Provide a custom task name for DataFrame tasks

In my workflow I’m making heavy use of DataFrame.apply, in multiple different contexts. The issue is that when I look at the dashboard, it’s not clear which of these is actually running, because the tasks are all called “apply”.

e.g. on the Workers page:

Is there any way to tell Dask that I want each apply call to have a custom name, for identifiability?

I was looking for something similar using the futures API. In client.submit it is possible to specify a key for each future but I have not seen it is used in the dashboard (at least not in the nice task charts :-))

1 Like

The trouble is I’m not sure how to manipulate the futures when using the DataFrame API because it kind of abstracts all that away.
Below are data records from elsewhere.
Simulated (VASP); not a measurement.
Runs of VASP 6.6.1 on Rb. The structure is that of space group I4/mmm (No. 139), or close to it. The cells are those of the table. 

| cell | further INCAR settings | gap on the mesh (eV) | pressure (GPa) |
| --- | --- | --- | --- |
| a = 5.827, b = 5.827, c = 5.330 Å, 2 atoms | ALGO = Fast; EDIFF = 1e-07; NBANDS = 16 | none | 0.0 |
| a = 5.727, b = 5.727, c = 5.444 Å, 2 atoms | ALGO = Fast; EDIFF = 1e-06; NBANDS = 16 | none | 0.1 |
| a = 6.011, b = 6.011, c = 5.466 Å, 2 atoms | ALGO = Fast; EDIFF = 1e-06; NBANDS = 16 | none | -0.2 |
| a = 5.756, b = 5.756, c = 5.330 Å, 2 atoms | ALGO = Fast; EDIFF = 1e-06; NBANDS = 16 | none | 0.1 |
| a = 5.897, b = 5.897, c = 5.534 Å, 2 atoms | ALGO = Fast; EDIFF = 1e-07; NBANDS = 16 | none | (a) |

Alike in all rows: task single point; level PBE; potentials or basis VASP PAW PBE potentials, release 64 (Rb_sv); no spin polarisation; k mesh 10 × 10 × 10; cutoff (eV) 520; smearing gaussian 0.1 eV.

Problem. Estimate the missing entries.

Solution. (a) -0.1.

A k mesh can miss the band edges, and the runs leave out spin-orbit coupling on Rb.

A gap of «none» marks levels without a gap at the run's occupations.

I am not even sure that it is possible to manually set a key for operation on data frame (couldn’t find a way either) - but sort of piggy-backing on the thread :slight_smile:

Is there any way to tell Dask that I want each apply call to have a custom name, for identifiability?

@multimeric I don’t think you can customize this in the high-level collections like DataFrame and Array. (Only the lower-level Delayed and Futures APIs allow this, as @tomercagan suggested.)

Okay, I might submit this as a feature request on GitHub in that case.

1 Like
1 Like

@multimeric Thanks for opening the issue!